Analects 19.25

Original Text:

陈子禽谓子贡曰子为恭也仲尼岂贤于子乎子贡曰君子一言以为知一言以为不知言不可不慎也夫子之不可及也犹天之不可阶而升也夫子之得邦家者所谓立之斯立道之斯行绥之斯来动之斯和其生也荣其死也哀如之何其可及也

Translation:

Other Translations:

Chen Ziqin said to Zigong, “You show reverence to Confucius, but how could he be more worthy than you?”

Zigong replied, “A gentleman can be judged wise or unwise on the basis of a single comment—this is why one cannot fail to be careful in one’s speech. One cannot equal the Master anymore than one can climb a stairway to the heavens. Had the Master acquired control of a state or noble family, then, as they say: ‘When he raised them up, they would stand; when he led them forward they would advance; when he comforted them they would come; and when he moved them they would become harmonious.’ His birth was glorious and his death was universally mourned. How could anyone equal him?”

Confucius, & Slingerland, E. (2003). Analects: With selections from traditional commentaries. Hackett Publishing.

Chen Ziqin said to Zigong, You are being too modest. How could Zhongni be a worthier man than you?

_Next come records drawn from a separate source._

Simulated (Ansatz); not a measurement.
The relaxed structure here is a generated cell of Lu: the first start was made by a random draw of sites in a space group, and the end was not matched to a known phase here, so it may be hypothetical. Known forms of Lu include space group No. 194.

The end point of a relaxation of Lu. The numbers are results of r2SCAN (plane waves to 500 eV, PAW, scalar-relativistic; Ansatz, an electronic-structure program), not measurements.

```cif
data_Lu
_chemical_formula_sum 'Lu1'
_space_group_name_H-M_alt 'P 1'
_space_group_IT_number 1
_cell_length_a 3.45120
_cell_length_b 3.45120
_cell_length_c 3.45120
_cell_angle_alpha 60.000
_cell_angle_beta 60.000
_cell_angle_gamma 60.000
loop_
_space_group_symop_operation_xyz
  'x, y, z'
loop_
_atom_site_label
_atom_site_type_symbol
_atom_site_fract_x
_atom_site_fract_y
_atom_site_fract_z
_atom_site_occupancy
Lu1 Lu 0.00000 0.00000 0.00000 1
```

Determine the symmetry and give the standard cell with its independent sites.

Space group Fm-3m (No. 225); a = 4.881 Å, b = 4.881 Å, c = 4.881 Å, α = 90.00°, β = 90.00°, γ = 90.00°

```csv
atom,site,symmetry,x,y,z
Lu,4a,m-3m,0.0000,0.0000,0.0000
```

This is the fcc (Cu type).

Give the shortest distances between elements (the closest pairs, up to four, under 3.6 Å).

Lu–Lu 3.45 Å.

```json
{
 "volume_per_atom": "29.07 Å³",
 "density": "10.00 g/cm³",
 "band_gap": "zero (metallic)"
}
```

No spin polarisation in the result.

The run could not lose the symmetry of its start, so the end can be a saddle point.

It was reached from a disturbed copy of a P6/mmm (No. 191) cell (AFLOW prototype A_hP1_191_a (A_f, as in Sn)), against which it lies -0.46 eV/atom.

Zigong said, The gentleman speaks one word and shows that he is wise, speaks one word and shows that he is unwise. Therefore, he must be careful how he speaks. Our Master can no more be equaled than one can mount a stairway to the sky. If our Master were to preside over a state or a powerful family, then, as the saying has it, If he raised them, they would stand; if he led, they would go forward; if he chose peace, they would flock around; if he moved, they would move in harmony. In life he is glorious; in death, deeply mourned. How, then, could he be equaled?

Confucius, & Watson, B. (2007). The Analects of Confucius. Columbia University Press.